The circuit presented here can be useful in triggering, testing, and measurement applications. It converts a rising edge into a square pulse whose length is equal to the period of an input pulse train.
In the quiescent state, flip-flop IC1B is clear, holding flip-flop IC1A set.
A TTL-level rising edge at the SELECT input causes a brief spike to appear at the output of gate IC2D. The spike is only a few nanoseconds long and depends on the propagation delay through NAND gates IC2A, IC2B and IC2C, which are connected as inverters.
The spike sets flip-flop IC1B. Its output (pin 9) goes high, releasing the set input on flip-flop IC1A. This state is stable and persists after the trailing edge of the spike, IC1A remaining set.

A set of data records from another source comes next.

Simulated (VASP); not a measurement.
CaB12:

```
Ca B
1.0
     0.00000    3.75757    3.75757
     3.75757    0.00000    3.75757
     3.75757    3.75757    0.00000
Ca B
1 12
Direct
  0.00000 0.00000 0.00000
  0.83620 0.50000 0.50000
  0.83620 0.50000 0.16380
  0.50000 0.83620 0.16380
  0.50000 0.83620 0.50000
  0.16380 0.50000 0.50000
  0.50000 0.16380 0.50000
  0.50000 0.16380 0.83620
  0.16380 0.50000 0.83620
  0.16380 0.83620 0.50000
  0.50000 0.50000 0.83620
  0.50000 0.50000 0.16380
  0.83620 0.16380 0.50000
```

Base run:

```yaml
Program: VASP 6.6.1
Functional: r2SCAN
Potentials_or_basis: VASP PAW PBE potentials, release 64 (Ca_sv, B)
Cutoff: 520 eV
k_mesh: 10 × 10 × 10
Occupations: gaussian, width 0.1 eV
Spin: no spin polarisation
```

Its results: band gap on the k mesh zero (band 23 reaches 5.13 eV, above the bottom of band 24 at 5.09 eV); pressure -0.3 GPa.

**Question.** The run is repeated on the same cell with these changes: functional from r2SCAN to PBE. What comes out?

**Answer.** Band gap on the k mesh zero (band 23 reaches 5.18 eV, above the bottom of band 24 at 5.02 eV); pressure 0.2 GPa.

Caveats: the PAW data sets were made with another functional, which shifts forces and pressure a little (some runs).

However, the inverting output of IC1A is connected to its D input, and so the next positive edge arriving at the trigger input (‘INPUT’) clears it. The inverting output goes high and the non-inverting output goes low. On the next rising edge of INPUT, IC1A is set again. The inverting output, connected to OUTPUT, goes low again, and the non-inverting output goes high. This rising edge on its clock in turn clears IC1B, since its D input is tied to the ground. With IC1B cleared, IC1A is again held in the set state, and this situation will persist, independently of TRIGGER pulses, until the next SELECT edge arrives.
The result is that the output is high for one period of the input following the spike. The circuit works equally well with CMOS gates, although it should be observed that the spike must be short compared to the period of the input.